Well I feel that is plenty for today. Got the writing bug now… maybe I will go write some snail mail.

Tuesday, July 25, 2006

Genealogy, but not in the strictest sense of the word.

So while indulging in one of my early morning skype chats with the wonderful M today (although we don’t tell him to his face he is wonderful, but early in the morning not much is in my opinion) I used the expression ‘daft as a brush’ (I was referring to him and I stand by my description). We are both remarkable good at going off on tangents and, instead of continuing our previous topic, pondered the origins of this phrase. I mean brushes aren’t daft, they are functional and bristly. Of course I turned to google as I often do in these situations. Here are my findings… (I feel I need some dramatic music in here to set the mood)

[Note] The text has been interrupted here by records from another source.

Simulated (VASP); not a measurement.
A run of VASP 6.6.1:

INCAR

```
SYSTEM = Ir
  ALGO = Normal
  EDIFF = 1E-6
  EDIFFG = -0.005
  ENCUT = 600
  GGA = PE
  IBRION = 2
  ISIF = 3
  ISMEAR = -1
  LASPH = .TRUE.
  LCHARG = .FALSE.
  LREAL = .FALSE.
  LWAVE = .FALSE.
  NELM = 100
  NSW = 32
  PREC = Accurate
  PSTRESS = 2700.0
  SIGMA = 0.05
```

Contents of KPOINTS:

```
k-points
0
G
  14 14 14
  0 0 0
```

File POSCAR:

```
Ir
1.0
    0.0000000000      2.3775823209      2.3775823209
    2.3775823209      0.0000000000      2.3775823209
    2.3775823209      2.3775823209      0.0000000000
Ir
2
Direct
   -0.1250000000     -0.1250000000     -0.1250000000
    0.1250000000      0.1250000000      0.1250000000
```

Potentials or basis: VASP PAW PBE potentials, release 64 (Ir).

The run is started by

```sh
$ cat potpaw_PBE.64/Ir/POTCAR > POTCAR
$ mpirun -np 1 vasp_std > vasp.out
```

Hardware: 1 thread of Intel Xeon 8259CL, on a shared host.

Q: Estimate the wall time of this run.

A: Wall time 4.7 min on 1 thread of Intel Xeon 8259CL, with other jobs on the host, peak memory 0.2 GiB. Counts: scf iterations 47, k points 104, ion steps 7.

Those of us that hail from ol’ Blighty, and maybe some that don’t, know that in Victorian times little kids were used as chimney sweeps as they could climb up into the chimney and sweep out all the dirt. Apparently this was quite a skill (I know it was easy to get lost and stuff in the big flues) and the apprentices were not trusted to climb up but were instead dropped down the chimney head first, interesting training technique indeed. At this point I should say I feel the whole thing becomes a little unlikely but it came from several sources and I found no better explanation of the phrase’s origin so I shall soldier on. This ’sky dive’ apparently resulted in head trama (who would have thought it?) and let’s face it some mental and behavioural issues as a result. The brushes went daft. Voila! I do wonder why when we call them chimney sweeps we say daft as a brush not daft as a sweep but that is something for another day.

What pleases me about this whole thing though is that is explains something else to me - Dick Van Dyke in Mary Poppins (aka the worst attempt at a cockney accent ever). I am quite willing to accept his performance was a result of being dropped on his head too many times as a child.

Observations..

There are ants everywhere. I am beginning to think they are following me. I am sensing a conspiracy, if ants are capable of conspiracies. I don’t want to underestimate their capabilities.

Monday, July 24, 2006

Felled by… an ant?

So this weekend (well from crack o’dawn Thursday through Sunday) saw me off to Florida (St Pete’s) to visit the parentals who are renting a condo out there. Thought it would be a splendid way to relax from the stress of the summer semester…. mistake, oh what a mistake. Thursday afternoon we are leaving the beach and it turns out it is feeding time at the zoo. Alas the fodder on hand appeared to be my foot and the animals were some ants. Guess what? I am allergic to ants! Who knew? Not me that’s for sure, although my foot swelling up and going slightly purple.. and dare I say it pus-like (yuck) was a fairly large clue.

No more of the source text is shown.